James Rosenquist’s ‘fragments of reality’ ring alarm bells at Galerie Thaddaeus Ropac
Starting out as a billboard painter, pop art protagonist James Rosenquist has never downsized. Like an elephant in a room, his eerie monumental works inspired by advertising aesthetics denounce the colossal absurdity of society’s rapacious consumerism. His instantly recognisable, hyperrealist mixed media works (painting and collage) juxtapose images of contemporary events to evoke an unsettling, hard-hitting contemporary reality. This exploration of reality is traced in 'Four Decades, 1970–2010'.
Now 83 years old, Rosenquist rose to fame in the 60s with F-111 (1965), a 51-panel work of an American fighter plane, viscous orange tinned spaghetti and a child under a hair dryer. Like most of Rosenquist’s works, it evokes an explicit feeling, one of injustice at the killing of innocence through war, the spaghetti a recurring symbol for spilt human entrails.
In the exhibition, the 33 rarely exhibited works highlight the artist’s thematic phases including space exploration, aesthetics, geo-politics, technology and ecology. However, the highlight is the highly aesthetic 14m-long Four New Clear Women (read ‘four nuclear women’). Pertaining to the women in power at the time – like Margaret Thatcher – and contemporary nuclear issues, four women’s eyes sit in splintered pink faces, arranged clockwise against a backdrop of cogs, signalling a running out of time: a fundamental motif for the artist.
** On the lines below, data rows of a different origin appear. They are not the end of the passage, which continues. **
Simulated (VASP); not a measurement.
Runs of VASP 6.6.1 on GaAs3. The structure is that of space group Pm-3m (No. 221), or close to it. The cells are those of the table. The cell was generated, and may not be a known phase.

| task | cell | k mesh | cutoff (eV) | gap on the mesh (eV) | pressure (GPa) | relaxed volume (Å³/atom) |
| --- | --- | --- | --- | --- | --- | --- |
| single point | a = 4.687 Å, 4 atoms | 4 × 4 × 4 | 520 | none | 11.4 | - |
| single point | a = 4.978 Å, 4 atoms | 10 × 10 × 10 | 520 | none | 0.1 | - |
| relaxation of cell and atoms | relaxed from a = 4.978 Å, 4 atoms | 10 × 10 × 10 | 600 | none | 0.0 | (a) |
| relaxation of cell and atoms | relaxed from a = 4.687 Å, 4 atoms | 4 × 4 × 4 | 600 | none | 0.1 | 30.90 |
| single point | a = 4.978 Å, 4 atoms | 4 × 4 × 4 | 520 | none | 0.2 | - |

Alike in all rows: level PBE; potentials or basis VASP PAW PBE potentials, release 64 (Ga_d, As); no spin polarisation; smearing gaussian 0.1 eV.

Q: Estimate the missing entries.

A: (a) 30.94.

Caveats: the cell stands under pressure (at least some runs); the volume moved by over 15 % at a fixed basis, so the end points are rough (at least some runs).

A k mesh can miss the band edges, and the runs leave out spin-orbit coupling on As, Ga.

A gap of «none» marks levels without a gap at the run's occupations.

His gaudy ‘fragments of reality’, as he calls them, are an explosion of disgust that force us to face the nonsensicality of modern capitalism and its sprawling impact. And for Rosenquist, collage is the decisive medium for expressing that. He writes, 'In collage there is a glint... or reflection of modern life. For example, if you take a walk through midtown Manhattan and you see the back of a girl's legs and then you see out of the corner of your eye a taxi comes close to hitting you. So – the legs, the car – you see parts of things and you rationalise and identify danger by bits and pieces. It's very quick. It's about contemporary life.'
A second exhibition – 'The Collages, 1960–2010', a show of 30 of Rosenquist’s first collages – is also on show at Thaddaes Ropac's Marais outpost until 24 September.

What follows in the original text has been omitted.